Neanderthal Skull Found with Bullet Hole

In 1921, Swiss miner Tom Zwiglaar discovered an early-age hominid cranium, upper jaw, and other random bone fragments. He was digging in a zinc mine in what is now Zambia and was 60 feet deep in the Earth when he made the discovery. 

The skull was aptly named the Broken Hill skull due to where it was found. The skull was the first piece of evidence proving the existence of the species of human called Homo rhodesiensis. The skull was dated from 125,000 to 300,000 years old. Not only was this discovery fascinated at face value, but there was also something even more interesting to be discovered.

There is a small circular hole on the left temporal bone. The only way this hole could have been made is if the skull was pierced by a projectile traveling at a high velocity. The other side of the skull was shattered from the inside. Researchers suggest that this injury was fatal. 

Most people would assume that this was caused by an arrow or spear, but this would be impossible. There would be no way for an arrow or a spear to leave that kind of marking on the bone. The clean, circular hole suggests a very small and very fast projectile... Possibly a bullet. 

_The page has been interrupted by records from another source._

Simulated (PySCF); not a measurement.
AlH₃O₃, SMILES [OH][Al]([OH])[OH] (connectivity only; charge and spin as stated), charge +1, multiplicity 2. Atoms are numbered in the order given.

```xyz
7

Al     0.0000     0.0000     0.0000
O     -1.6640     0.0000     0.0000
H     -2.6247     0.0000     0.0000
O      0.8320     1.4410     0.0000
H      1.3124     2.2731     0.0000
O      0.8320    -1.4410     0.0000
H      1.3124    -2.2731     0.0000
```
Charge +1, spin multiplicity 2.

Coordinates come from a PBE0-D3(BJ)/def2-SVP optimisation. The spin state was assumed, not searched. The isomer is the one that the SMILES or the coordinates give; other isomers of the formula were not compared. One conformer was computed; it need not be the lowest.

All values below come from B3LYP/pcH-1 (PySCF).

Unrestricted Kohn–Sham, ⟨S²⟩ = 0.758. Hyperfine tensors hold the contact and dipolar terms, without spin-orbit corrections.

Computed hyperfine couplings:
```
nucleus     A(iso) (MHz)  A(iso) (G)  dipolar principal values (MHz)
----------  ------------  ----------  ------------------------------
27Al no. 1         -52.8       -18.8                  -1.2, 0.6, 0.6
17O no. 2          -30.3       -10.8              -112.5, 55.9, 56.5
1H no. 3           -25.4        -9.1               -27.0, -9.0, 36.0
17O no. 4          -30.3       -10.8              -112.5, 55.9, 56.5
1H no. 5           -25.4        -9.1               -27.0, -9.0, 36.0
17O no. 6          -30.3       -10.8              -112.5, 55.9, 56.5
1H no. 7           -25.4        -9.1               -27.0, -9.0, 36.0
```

This is a crazy theory because gunpowder wasn't historically invented until the 9th century. The first firearms were produced centuries later. Oddly enough, a similar hole appeared on the skull of a wild bovine from an earlier time period. The animal survived the shot and the wound healed.

This goes to show that there's still a lot we don't know about early humans. Maybe it was aliens, maybe it was gun-wielding time travelers, or maybe these people had access to weapons that we don't know about!